Surprisingly, there is Javed Jaffrey playing some sort of a mentor to Bala but I was disappointed for there seemed to be hardly any meat in his character. The barber friend from the salon seemed to be a more fun and popping character in the movie.
I found ‘Bala’ to be beyond the issue of baldness and its repercussions. It is more about accepting oneself in the true sense. The heavyweight dialogues actually come from the two leading ladies – Latika and Pari. On one hand, there is a beautiful girl who is unable to think beyond looking beautiful and getting likes on social media for her looks. And, then the dark-skinned girl more inclined towards becoming an independent woman. The movie doesn’t prove either of two perceptions wrong, it is an unapologetic acceptance of who one is.
Is it a Comedy?
A comedy couldn’t have justified the movie. But, the makers tried to incorporate comedy as a mainstay moving the script forward, which does fall flat. It isn’t comic to see Bala go through various experiments in regrowing his hair. He cannot get a transplant owing to his diabetic condition which also a sad part.
Bala incorporates the current problem with the Indian Society, the continued mindset to find a fair complexioned bride and the fetishes’ with beauty companies to obsess women with fair-complexion. So at best, Bala tries to be light-hearted but remaining serious, touching subjects like patriarchy, feminism and bullying apart from the obsession with perfect physical attributes.

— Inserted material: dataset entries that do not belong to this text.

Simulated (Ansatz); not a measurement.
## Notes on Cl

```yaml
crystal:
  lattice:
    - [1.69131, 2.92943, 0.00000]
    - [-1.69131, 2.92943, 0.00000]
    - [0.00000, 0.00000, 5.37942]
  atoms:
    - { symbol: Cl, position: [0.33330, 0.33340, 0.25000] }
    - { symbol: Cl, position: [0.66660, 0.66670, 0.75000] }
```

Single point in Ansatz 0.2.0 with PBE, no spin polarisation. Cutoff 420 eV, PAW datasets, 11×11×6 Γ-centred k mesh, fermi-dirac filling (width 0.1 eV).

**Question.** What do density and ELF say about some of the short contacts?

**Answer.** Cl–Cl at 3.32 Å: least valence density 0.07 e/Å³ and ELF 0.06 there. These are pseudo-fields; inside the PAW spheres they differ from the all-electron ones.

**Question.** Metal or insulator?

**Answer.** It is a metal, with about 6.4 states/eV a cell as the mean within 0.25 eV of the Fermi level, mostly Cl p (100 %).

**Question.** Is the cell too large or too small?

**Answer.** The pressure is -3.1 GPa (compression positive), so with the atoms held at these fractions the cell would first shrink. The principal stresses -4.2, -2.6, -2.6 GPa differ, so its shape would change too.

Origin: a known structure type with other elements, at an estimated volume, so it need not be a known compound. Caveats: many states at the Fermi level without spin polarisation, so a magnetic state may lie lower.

The problem with the script is in its pace. What more could have the makers done – there is Bala on the verge of losing his personal and professional life to baldness and there is Latika who is only on the sidelines. Latika’s role limited to reinforce the belief in loving oneself.
There are a couple of songs but none that remained with me. It would have worked better without any songs for that matter (I thought).
Even with this, it isn’t common for Bollywood to seek out such socially relevant subjects and dole out in commercial cinema.